`substring_search` benchmark is timing out in nightly performance run #917

stress-tess · 2021-09-09T15:13:31Z

@ronawho found that the substring_search benchmark is timing out in the nightly performance runs. He's offered to help track down the performance bottleneck later next week. He recommends switching the default problem size from 10**8 to 10**6 for the time being

Here are the times for 10**6 on 16-node-cs-hdr:

>>> arkouda substring search
numLocales = 16, N = 1,000,000
non-regex with literal substring Average time = 0.1250 sec
regex with literal substring Average time = 57.8762 sec
regex with pattern Average time = 57.1415 sec
non-regex with literal substring Average rate = 0.1415 GiB/sec
regex with literal substring Average rate = 0.0003 GiB/sec
regex with pattern Average rate = 0.0003 GiB/sec

ronawho's original comment:
#912 (comment)

The text was updated successfully, but these errors were encountered:

…em size from 10**8 to 10**6

Issue #917: Change `substring_search` benchmark problem size to `10**6`

ronawho · 2021-09-14T22:55:32Z

I haven't been able to dive too deep into this, but here's what I found so far. I ran substring_search on chapcs (single node, comm=none) and I don't see way way better performance there, which makes me suspect this is more about local overheads than inherent comm limitations (though there could be some comm overhead still.)

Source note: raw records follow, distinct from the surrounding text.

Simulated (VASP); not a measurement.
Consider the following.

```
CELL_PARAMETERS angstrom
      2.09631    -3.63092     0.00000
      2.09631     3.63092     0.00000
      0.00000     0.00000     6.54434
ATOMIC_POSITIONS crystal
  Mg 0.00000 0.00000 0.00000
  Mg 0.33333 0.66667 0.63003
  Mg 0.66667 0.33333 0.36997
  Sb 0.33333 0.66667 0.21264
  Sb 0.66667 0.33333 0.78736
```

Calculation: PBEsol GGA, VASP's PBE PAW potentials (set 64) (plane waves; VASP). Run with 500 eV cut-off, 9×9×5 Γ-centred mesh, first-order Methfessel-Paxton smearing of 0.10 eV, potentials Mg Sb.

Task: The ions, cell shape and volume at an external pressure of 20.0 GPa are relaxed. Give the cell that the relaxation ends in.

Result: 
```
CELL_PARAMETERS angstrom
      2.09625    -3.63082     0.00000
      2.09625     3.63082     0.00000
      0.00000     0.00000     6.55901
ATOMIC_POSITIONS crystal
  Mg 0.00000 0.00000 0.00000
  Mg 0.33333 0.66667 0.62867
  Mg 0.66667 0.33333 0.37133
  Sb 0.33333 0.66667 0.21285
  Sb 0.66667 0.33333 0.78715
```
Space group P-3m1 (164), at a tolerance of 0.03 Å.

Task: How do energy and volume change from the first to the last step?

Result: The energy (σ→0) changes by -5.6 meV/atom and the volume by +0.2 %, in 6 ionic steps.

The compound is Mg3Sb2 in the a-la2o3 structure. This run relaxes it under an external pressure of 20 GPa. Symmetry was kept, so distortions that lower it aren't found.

On chapcs here's the performance I see:

>>> arkouda substring search
numLocales = 1, N = 1,000,000
non-regex with literal substring Average time = 0.0463 sec
regex with literal substring Average time = 9.5469 sec
regex with pattern Average time = 9.4727 sec
non-regex with literal substring Average rate = 0.3823 GiB/sec
regex with literal substring Average rate = 0.0019 GiB/sec
regex with pattern Average rate = 0.0019 GiB/sec

Looking at the current code there are a fair number of memory allocations so I wonder if the overhead is mostly from lots of short-lived allocations similar to what we saw in #266 (comment). The allocations that I saw quickly are the ones to slice the segmented array, and to create the string from the slice.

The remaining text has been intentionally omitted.